More Of Andrew Ferguson's Hacktastic Hackery

Andrew Ferguson is almost certainly correct that the purported Lincoln quote that Al Gore uses in The Assault on Reason is bogus. Snopes says so, as does the University of Michigan.

What Ferguson is wrong about (beyond his hilarious "no footnotes!" mistake) is this:

...the point of the passage is very un-Lincolnian...Lincoln was a vigorous champion of market capitalism, even when it drifted (as it tends to do) toward large concentrations of wealth.

In fact, the bogus quote is not far from things Lincoln definitely did say. Here's the fake quote, supposedly written by Lincoln in an 1864 letter:

I see in the near future a crisis approaching that unnerves me and causes me to tremble for the safety of my country. As a result of the war, corporations have been enthroned and an era of corruption in high places will follow, and the money power of the country will endeavor to prolong its reign by working upon the prejudices of the people until all wealth is aggregated in a few hands and the Republic is destroyed.

And here's Lincoln in December, 1861 in his first State of the Union address:

It continues to develop that the insurrection is largely, if not exclusively, a war upon the first principle of popular government--the rights of the people...

In my present position I could scarcely be justified were I to omit raising a warning voice against this approach of returning despotism.

It is not needed nor fitting here that a general argument should be made in favor of popular institutions, but there is one point to which I ask a brief attention. It is the effort to place capital on an equal footing with, if not above, labor in the structure of government...

Labor is prior to and independent of capital. Capital is only the fruit of labor, and could never have existed if labor had not first existed. Labor is the superior of capital, and deserves much the higher consideration...

No men living are more worthy to be trusted than those who toil up from poverty...Let them beware of surrendering a political power which they already possess, and which if surrendered will surely be used to close the door of advancement against such as they and to fix new disabilities and burdens upon them till all of liberty shall be lost.

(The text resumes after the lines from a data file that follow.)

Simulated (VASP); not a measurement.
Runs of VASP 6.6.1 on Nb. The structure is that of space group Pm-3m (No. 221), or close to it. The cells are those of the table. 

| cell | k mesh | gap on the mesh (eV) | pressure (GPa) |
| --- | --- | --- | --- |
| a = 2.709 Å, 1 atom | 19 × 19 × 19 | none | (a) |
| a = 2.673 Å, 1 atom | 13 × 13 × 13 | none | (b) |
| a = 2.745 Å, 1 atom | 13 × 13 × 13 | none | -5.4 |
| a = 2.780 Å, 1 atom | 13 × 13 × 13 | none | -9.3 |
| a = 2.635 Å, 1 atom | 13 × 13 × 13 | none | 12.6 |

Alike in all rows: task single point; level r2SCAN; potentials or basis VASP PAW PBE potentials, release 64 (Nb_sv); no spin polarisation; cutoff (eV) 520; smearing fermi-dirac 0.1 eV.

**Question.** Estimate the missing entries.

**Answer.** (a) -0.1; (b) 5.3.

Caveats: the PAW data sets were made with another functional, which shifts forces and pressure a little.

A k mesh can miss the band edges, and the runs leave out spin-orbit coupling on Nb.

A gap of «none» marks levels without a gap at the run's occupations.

Indeed, those are close enough that I strongly suspect the bogus quote was directly inspired by Lincoln's real statement—which is pretty famous now, and was more so then. And then there's this well-known Lincoln statement, from 1837:

These capitalists generally act harmoniously, and in concert, to fleece the people.

Yes, vigorous champions of market capitalism say such things all the time. I believe Milton Friedman had that engraved on his tombstone.

Posted at June 10, 2007 10:01 PM | TrackBack
Comments

You should probably post this back to TMW as an update...

Posted by: Mart at June 10, 2007 10:12 PM

And you were probably doing just that while I typed the last comment! :-P

Posted by: Mart at June 10, 2007 10:15 PM

The Snopes link is broken.

Posted by: darrelplant at June 10, 2007 11:23 PM

Ferguson is certainly one of the great liars of our day which definitely makes him fit to write for the Washington Post that bastion of truth, defender of the public trust, a gatekeeper worthy of the highest praise. These are not honest mistakes they are deliberate lies. Ferguson makes me want to vomit. But it is interesting how little things have changed since Lincoln’s day. The only difference is the capitalists are now in complete control. In fact we cannot now take anything off the table except impeachment.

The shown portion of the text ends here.